Clustering Results Repository (v1.1.0)¶

We have prepared a repository of clustering results for problems from our Benchmark Suite (v1.1.0).

A non-interactive results catalogue is available here.

Methods¶

Currently, the outputs of the following methods are included. Where applicable, we considered a wide range of control parameters.

k-means, Gaussian mixtures, spectral, and Birch available in sklearn 0.23.1 (Python) [6, 45];
hierarchical agglomerative methods with the average, centroid, complete, median, Ward, and weighted/McQuitty linkages implemented in fastcluster 1.1.26 (Python/R) [44]
genieclust 1.0.0 (Python/R) [20, 25] (note that Genie with g=1.0 is equivalent to the single linkage algorithm);
Genie+Ic – Genie+Information Criterion, see [27], as implemented in genieclust 1.0.0 (Python/R).
fcps_nonproj – many algorithms, see [51], available via the FCPS 1.3.4 package for R, which provides a consistent interface to many other R packages (versions current as of 2023-10-21). We selected all which return an a priori-given number of clusters, and do not rely on heavy feature engineering/fancy data projections, as such methods should be evaluated separately. We did not include the algorithms that are available in other packages and are already part of this results repository, e.g., fastcluster, genieclust, and scikit-learn.
ITM git commit 178fd43 (Python) [43] – an “information-theoretic” algorithm based on minimum spanning trees;
optim_cvi — local maxima (great effort was made to maximise the probability of their being high-quality ones) of many internal cluster validity measures, including the Caliński–Harabasz, Dunn, or Silhouette index; see [26];
optim_cvi_mst_divisive – maximising internal cluster validity measures over Euclidean minimum spanning trees using a divisive strategy; see [27].

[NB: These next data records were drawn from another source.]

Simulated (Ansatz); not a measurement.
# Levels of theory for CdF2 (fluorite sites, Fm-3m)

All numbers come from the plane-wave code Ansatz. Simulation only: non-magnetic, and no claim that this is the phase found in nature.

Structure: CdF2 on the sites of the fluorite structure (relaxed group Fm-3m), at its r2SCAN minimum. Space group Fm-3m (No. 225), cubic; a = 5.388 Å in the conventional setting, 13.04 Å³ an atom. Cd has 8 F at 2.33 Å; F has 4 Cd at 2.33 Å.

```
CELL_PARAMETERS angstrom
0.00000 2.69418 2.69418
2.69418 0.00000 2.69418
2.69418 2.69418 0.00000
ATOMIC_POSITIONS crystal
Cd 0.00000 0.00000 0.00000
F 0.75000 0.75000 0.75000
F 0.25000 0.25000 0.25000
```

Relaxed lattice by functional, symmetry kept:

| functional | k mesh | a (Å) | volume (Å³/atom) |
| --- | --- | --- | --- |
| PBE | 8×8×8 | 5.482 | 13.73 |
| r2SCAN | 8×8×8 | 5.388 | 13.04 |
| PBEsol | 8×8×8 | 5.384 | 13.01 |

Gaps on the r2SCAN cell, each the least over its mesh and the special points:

New results will be added in the future (note that we can only consider methods that allow for setting the precise number of generated clusters). New quality contributions are welcome.

Feature Engineering¶

The algorithms operated on the original data spaces, i.e., subject to only some mild preprocessing:

columns of zero variance have been removed;
a tiny amount of white noise has been added to each datum to make sure the distance matrices consist of unique elements (this guarantees that the results of hierarchical clustering algorithms are unambiguous);
all data were translated and scaled proportionally to assure that each column is of mean 0 and that the total variance of all entries is 1 (this is not standardisation).

Note, however, that spectral clustering and Gaussian mixtures can be considered as ones that modify the input data space.

Overall, comparisons between distance-based methods that apply automated feature engineering/selection and those that only operate on raw inputs are not exactly fair. In such settings, the classical methods should be run on the transformed data spaces as well. This is left for further research (stay tuned).